Whisk the flours together in a small bowl, then add to the wet ingredients (sift them in if lumpy). Use a flexible spatula to fold the flour in until smooth and no dry bits remain. Scrape the sides and bottom of the bowl to ensure the batter is well combined.

Add about half the batter to the prepared bundt pan. Tap to level and dislodge any air bubbles. Snip the end off the piping bag and pipe the cream cheese filling on top, leaving a 1-inch border on each side (try not to touch the edges of the pan). Add the remaining cake batter on top and smooth the top with an offset spatula. Place the bundt pan on a baking sheet.

Bake until the cake is puffed and a skewer inserted near the center comes out clean or with a few moist crumbs, 40-45 minutes. Cool in the pan for 10 minutes, then invert onto a wire rack and cool completely before glazing.

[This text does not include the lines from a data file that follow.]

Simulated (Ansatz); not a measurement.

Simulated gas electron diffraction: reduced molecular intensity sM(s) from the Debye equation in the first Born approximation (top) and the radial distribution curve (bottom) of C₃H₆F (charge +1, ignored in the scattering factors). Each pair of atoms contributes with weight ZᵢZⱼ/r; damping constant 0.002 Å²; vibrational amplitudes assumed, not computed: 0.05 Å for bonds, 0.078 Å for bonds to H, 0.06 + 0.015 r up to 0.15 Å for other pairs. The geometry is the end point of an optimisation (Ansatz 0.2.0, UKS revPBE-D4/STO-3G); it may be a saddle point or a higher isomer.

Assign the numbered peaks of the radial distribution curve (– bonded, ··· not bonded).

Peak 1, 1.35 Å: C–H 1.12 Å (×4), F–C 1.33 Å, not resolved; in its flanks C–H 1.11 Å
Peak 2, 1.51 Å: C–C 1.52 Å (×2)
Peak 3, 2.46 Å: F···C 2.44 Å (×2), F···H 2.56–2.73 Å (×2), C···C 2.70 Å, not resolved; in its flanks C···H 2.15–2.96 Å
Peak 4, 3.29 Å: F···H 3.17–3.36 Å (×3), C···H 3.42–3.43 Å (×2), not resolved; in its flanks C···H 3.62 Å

Make the maple olive oil glaze: When the cake has cooled, make the glaze. In a medium bowl, whisk together all glaze ingredients to make a thick and pourable glaze. (Add hot water a 1/4 tsp at a time if needed to thin the consistency). Pipe, spoon, or drizzle glaze onto the cake. Let glaze set for 10 minutes before serving. Refrigerate leftovers in an airtight container for 4-5 days; bring to room temperature before serving.

pumpkin bundt cake slice

Related recipes:

Pumpkin Spice Latte Pie

pumpkin spice latte pie

This pumpkin spice latte pie celebrates the perfect match that is pumpkin and espresso. To ensure the pie is equally about the coffee as it is the pumpkin and spice, I use a triple threat of coffee-infused dairy, espresso powder, and brewed coffee to inject a well-rounded and potent espresso kick into the custard. Using just espresso powder can be overly harsh and bitter; brewed espresso/coffee typically isn’t strong enough to make an impression on its own. So I prefer to steep my cream and milk with whole coffee beans to establish a solid baseline flavor, then use espresso powder and brewed espresso to adjust the strength.

But I encourage you to choose your own level of coffee forward-ness in this pie: before adding espresso powder and raw eggs, taste the custard and adjust to your liking. If you’re more of a latte drinker, you may want to not add any powder or just a touch. If you lean towards espresso shots or black coffee, add more to taste.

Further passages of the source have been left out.